Levy: Scrolling Forward
i-ron-y [ahy-er-nee] (noun): realizing that you're skimming a paragraph about the decline of deep reading.
That chapter, "Reading and Attention", became Scrolling Forward's highlight for me. It discusses one of the book's central questions: what are documents for? It made me reconsider the role of libraries and librarians. So far I've focused too much on libraries as information repositories, and on librarians as intermediaries who connect seekers with information. But the library is also a sanctuary, and reading can also be its own goal: an experience rather than an information hunt.
I'll also remember the quote, "Attention is a finite and non-renewable resource." It made me wonder: in addition to being intermediaries who help people find information, should librarians increasingly act as throttles or filters, helping patrons survive an overabundance of information?
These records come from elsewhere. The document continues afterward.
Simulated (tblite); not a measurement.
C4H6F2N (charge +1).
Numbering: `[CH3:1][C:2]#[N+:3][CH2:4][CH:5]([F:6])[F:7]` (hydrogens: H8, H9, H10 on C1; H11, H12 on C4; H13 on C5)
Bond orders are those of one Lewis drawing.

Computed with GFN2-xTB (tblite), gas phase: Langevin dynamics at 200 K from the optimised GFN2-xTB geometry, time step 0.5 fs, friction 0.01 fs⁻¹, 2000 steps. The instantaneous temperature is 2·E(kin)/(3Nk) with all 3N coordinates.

Throughout the book I found interesting connections to the arguments of Buckland's "Information as Thing". "Meditation on a Receipt" gave me the same take-away: that documents take many forms, so we should be prepared to manage and value them all. In "What Are Documents?" Levy asserts that not all artifacts are documents, even referencing the antelope-as-document question. (I agree: all artifacts are information-bearing vessels, but it's only a document if someone imbues it with the divine, "making it speak" as Levy would say.) Later he essentially refutes the idea of information-as-thing, writing that information is an idea, not the representation of the idea.
And, as with earlier readings, in "Libraries and the Anxiety of Order" we read about concern over the library's future in the digital age, though the fear's tempered by hope.